A Regarded Self: Caribbean Womanhood and the Ethics of Disorderly Being is about the audacity to practice freedom alone. It is a book about women for whom community is not the path to deliverance or relief. It takes seriously the wild, disorderly women with whom we are never quite sure what to do because their self-centered, pleasure-seeking ways veer sharply from the conforming, self-sacrificial demands of community in all its forms: family, nation, race. Glover invites us to meet these women—Tituba, Hadriana, Lotus, Xuela, and Lilith—on their own terrain, rather than try to co-opt them as symbols of or spokespersons for our own political commitments. A Regarded Self, then, is a book about them and us, about the ways that Caribbean women’s sometimes-perplexing choices can constitute possibilities for escape, survival, and “barely resistance” (28) and about our own ability to read so capaciously as to let these choices be enough.

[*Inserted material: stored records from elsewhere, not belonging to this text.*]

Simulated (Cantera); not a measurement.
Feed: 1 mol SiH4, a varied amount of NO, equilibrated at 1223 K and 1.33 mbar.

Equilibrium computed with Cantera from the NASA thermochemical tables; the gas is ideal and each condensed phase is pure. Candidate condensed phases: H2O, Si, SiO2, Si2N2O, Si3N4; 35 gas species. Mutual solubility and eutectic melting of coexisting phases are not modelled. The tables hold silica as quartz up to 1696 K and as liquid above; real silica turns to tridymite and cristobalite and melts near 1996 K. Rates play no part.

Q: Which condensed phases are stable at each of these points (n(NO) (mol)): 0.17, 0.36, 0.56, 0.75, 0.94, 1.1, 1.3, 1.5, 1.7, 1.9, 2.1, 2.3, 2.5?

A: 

In “black (beyond negation)” Keguro Macharia, thinking with Christina Sharpe, writes that “care pays attention to how we are known to ourselves and to each other.”3 In this sense, it is no small thing to say that Glover writes about her selected authors and their characters with care. In paying attention to how Caribbean women are known to themselves, Glover deftly weaves between two worlds as contiguous sites of interpretation. The fictional worlds that her cast of Caribbean women characters navigate and the worlds inhabited by the authors who created them are always in relation. But Glover is careful not to collapse the two and thus avoids the conflation that often underlies scholarly attempts to discipline ambivalent Caribbean women into being appropriately invested in a project of solidarity and collective resistance. The worlds overdetermined by slavery, colonialism, or dictatorship are “generally too far gone to be legislated into decency” (116). And so, against the order imposed by these brutal regimes, and even against the counterorder demanded by more progressive movements, these disorderly women choose to love themselves, or defend themselves, or claim a song and a story for themselves. This is what I find to be Glover’s most powerful intervention—the dizzyingly broad spectrum of ethical (and unethical) stances that constitute self-regard. Tituba’s self-love manifests as a desire to reconcile the way she sees herself with the way she is beheld by men. Lotus’s self-defense is her indeterminacy and ambivalent allegiances in the contest between polarized social and political forces. Lilith’s self-regard is her acceptance of the darkness within her as necessary for surviving—alone if need be—the brutality of a slave society.4

Glover does not shy away from bold interpretations, as in the case of what is by her own admission a risky reading of the gendered politics at play in the stories of mass rape perpetrated by a very horny moth in René Depestre’s Hadriana dans tous mes rêves (incidentally, I wonder what it would look like to read Depestre’s moth alongside the lascivious butterfly of Marie Chauvet’s La légende des fleurs).5 And then there is Jamaica Kincaid’s protagonist Xuela, whose graphic fantasy of murdering the children she refuses to have Glover reads as the character’s refusal of redemption.6 In reading, I struggled to see how this reclamation of the unredeemable is not akin to capitulation to the unhumaning (to borrow again from Macharia) discourse imposed by Man. Put as a question, When we know that Xuela fantasizes about murdering her children in the most gruesome way possible as a way to foreclose the future of the oppressive past, what then? I suppose it opens the way for imagining other futures untethered from that past. And I imagine too that Glover might say that we are able to see these futures not despite Xuela’s violence but because of it. Or is this instead, as Glover mobilizes Anne Anlin Cheng to affirm in the epigraph to the epilogue, a necessary risking of “the aporia of political uncertainty in order to reinvent the possibilities of the social?” (219). Kincaid, like all the other authors in this study, resolves no contradictions for us.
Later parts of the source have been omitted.